Kainu, too, was fascinated by the path less traveled. Since she was a kid, the senior anthropology major has loved outer space, attending NASA summer camps and visiting observatories and planetariums. Though no one else at UNT -- and practically no one in the U.S. -- was studying it, Kainu thought: Why not combine anthropology and the universe?
"It's not a specific field of study," Kainu says. "But I told myself, 'This is something I love to do, and I'm going to make it happen.'"
And she dove right in. Kainu started a UNT chapter of Students for the Exploration and Development of Space in 2017 and has been instrumental in bringing the organization's SpaceVision 2020 conference to UNT next October. This year, she began working as the sponsorship manager with the Space Frontier Foundation, which advocates for the commercial space industry. And she also recently launched a student organization called SWISE -- the Society for Women in Space Exploration -- and is lead flight director for Mars Academy USA, which uses exponential technologies and simulation-based learning to train the next generation of analog astronauts.

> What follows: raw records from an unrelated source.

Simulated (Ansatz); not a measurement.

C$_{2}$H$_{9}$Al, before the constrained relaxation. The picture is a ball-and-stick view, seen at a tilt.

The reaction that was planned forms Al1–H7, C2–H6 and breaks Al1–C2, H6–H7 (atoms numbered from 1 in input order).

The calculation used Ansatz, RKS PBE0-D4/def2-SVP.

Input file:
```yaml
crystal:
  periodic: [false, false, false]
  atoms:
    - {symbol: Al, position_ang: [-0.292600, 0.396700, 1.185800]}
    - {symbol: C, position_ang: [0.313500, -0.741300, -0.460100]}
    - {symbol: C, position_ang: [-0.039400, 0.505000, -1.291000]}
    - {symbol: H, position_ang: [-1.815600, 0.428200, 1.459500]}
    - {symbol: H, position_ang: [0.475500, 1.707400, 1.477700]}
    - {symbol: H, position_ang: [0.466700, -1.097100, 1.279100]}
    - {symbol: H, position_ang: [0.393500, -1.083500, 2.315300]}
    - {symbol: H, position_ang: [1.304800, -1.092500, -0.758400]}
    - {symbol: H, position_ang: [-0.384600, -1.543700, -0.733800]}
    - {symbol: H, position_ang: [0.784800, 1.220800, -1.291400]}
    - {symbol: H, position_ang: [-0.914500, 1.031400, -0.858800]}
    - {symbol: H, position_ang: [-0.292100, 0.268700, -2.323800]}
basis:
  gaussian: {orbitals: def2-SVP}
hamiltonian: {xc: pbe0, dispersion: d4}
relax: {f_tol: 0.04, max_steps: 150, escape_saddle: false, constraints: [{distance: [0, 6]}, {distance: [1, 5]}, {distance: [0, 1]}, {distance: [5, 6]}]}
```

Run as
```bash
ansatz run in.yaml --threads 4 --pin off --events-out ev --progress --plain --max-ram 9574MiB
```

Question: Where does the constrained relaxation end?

For Kainu's research, anthropology professor Christina Wasson took her under her wing for a special problems course the two devised together. Kainu is interested in the human factors and ergonomics of space station, analog station and off-planet habitat design.
"Wherever humans go, anthropologists follow," says Kainu, who is applying to UNT's applied anthropology graduate program. "It's a phenomenal moment for space exploration with the possibility of moving off-planet."